III. Ineffective Assistance of Counsel
¶27. Willis argues his trial counsel was constitutionally ineffective for failing to object to the admission of the allegedly improperly authenticated digital evidence. "Generally, ineffective-assistance-of-counsel claims are more appropriately brought during post-conviction proceedings." Swinney v. State , 241 So. 3d 599, 613 (¶58) (Miss. 2018) (quoting Dartez v. State , 177 So. 3d 420, 422-23 (¶18) (Miss. 2015) ). However, the appellate court "will address such claims on direct appeal when ‘[(1)] the record affirmatively shows ineffectiveness of constitutional dimensions, or [(2)] the parties stipulate that the record is adequate and the [appellate court] determines that the findings of fact by a trial judge ... are not needed." Id. (alterations in original) (quoting Bell v. State , 202 So. 3d 1239, 1242 (¶12) (Miss. 2016) ). Appellate courts have "also resolved ineffective-assistance-of-counsel claims on direct appeal when the record affirmatively shows that the claims are without merit. Ross v. State , 288 So. 3d 317, 324 (¶29) (Miss. 2020) (citing Swinney , 241 So. 3d at 613-14 (¶¶61-65) ). Willis stipulates that the record is adequate for appellate review of this issue; however, the State does not. We find, however, that the claim can be resolved on direct appeal because the record affirmatively shows that Willis's ineffective-assistance-of-counsel claim is without merit.

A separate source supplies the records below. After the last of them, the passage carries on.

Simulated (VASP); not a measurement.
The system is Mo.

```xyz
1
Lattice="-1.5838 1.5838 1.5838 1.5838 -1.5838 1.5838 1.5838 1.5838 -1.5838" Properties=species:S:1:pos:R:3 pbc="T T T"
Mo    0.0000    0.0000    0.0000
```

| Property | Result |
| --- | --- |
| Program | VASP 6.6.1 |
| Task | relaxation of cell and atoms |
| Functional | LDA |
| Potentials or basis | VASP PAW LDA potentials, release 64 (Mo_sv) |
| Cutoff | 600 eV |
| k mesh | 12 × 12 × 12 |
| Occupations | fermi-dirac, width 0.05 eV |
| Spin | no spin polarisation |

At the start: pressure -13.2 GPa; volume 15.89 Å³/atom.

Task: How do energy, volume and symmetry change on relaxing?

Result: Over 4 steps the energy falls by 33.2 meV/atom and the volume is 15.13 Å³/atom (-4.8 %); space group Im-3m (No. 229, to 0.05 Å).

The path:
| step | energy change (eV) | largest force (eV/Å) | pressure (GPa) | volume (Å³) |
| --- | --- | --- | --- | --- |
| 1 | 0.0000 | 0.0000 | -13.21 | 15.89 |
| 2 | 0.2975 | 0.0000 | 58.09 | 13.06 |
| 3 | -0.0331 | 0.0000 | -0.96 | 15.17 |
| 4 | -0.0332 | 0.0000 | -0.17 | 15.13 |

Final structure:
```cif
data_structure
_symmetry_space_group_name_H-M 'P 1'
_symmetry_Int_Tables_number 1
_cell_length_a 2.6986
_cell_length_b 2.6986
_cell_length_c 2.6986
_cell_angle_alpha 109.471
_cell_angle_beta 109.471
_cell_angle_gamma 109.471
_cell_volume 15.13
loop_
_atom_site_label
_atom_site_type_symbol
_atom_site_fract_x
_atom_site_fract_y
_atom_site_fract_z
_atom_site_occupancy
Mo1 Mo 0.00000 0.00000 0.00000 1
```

¶28. To make a successful ineffective-assistance-of-counsel claim, Willis must show that "(1) his counsel's performance was deficient, and (2) this deficiency prejudiced his defense." Id. at (¶31) (quoting Ashford v. State , 233 So. 3d 765, 779 (¶50) (Miss. 2017) ). There is a strong presumption "that counsel's conduct falls within the wide range of reasonable professional assistance, and the challenged act or omission might be considered sound trial strategy." Id. (quoting Swinney , 241 So. 3d at 613 (¶60) ). Therefore, "defense counsel is presumed competent." Id. And even if an error is shown, counsel's performance will only be found deficient "if there is a reasonable probability that, but for counsel's unprofessional errors, the result of the proceedings would have been different." Id.
¶29. Here, it is undisputed that Willis's counsel did not object to the admission of the forensic digital report or testimony of Collins about the digital evidence. However, because we found the evidence was properly authenticated and there was no error in its admission, Willis's trial counsel cannot be found deficient for not objecting. Accordingly, this issue is without merit.
CONCLUSION
¶30. Based on the foregoing, we affirm Willis's conviction and sentence.
¶31. AFFIRMED.
CARLTON AND WILSON, P.JJ., GREENLEE, WESTBROOKS, LAWRENCE AND McCARTY, JJ., CONCUR. McDONALD, J., CONCURS IN RESULT ONLY WITHOUT SEPARATE WRITTEN OPINION.